On Offline RL - Part 1

Reinforcement learning (RL) is a subset of machine learning that deals with sequential decision-making. The key difference from supervised learning lies in the data assumptions: supervised learning assumes data is i.i.d. (independent and identically distributed), meaning samples are independent of one another. In sequential decision-making, however, each action influences subsequent samples—creating temporal dependencies and non-stationary data distributions that require fundamentally different algorithmic approaches.

The RL framework formalizes this as an agent interacting with an environment, receiving observations and rewards, and learning a policy that maximizes cumulative reward over time. This formulation naturally captures problems where actions have long-term consequences: robotics control, game playing, resource allocation, and recommendation systems.

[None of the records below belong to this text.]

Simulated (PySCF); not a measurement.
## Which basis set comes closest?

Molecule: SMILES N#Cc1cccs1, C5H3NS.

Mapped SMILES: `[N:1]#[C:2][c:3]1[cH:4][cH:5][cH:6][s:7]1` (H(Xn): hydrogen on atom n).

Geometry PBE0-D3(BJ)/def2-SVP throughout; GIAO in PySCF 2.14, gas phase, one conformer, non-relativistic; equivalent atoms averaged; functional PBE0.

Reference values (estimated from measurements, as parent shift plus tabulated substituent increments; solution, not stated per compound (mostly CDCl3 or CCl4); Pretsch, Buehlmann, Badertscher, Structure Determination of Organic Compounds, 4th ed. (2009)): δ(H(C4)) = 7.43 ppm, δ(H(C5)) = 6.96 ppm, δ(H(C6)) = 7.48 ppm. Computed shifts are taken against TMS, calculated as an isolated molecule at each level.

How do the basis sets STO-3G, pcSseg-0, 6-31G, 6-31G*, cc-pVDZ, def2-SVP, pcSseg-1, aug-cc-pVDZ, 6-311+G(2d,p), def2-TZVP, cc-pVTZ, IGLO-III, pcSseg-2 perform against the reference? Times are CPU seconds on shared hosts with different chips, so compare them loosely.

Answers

The RL landscape encompasses numerous paradigms, categories, and algorithms, shaped by factors like data availability, simulation cost, and whether a dynamics model or reward signal is accessible. While most RL successes to date have been online and on-policy (more on that in part 2), this blog series focuses on offline RL—an interesting paradigm when real-world interaction is expensive, dangerous, or unavailable (e.g. autonomous vehicles).

What is Offline RL?

In standard (online) RL, an agent learns by interacting with an environment: it takes actions, observes rewards, and updates its policy through this feedback loop. Formally, at each timestep the agent is in state \(s_t\), takes action \(a_t\), receives reward \(r_t\), and transitions to state \(s_{t+1}\). The objective is to maximize expected discounted return:

$$J(\pi)=\mathbb{E}_{\tau\sim \pi}\left[\sum_{t=0}^{\infty}\gamma^t r_t\right]$$

This work well, but in real-world applications we often can't afford the luxury of extensive exploration. You can't let a robot randomly experiment with surgical procedures, or allow a self-driving car to learn collision avoidance through actual collisions.

The natural alternative is simulation—but simulation has its own drawbacks: it can be computationally expensive, struggles to capture complex real-world dynamics, and still leaves sim-to-real domain adaptation as an open problem.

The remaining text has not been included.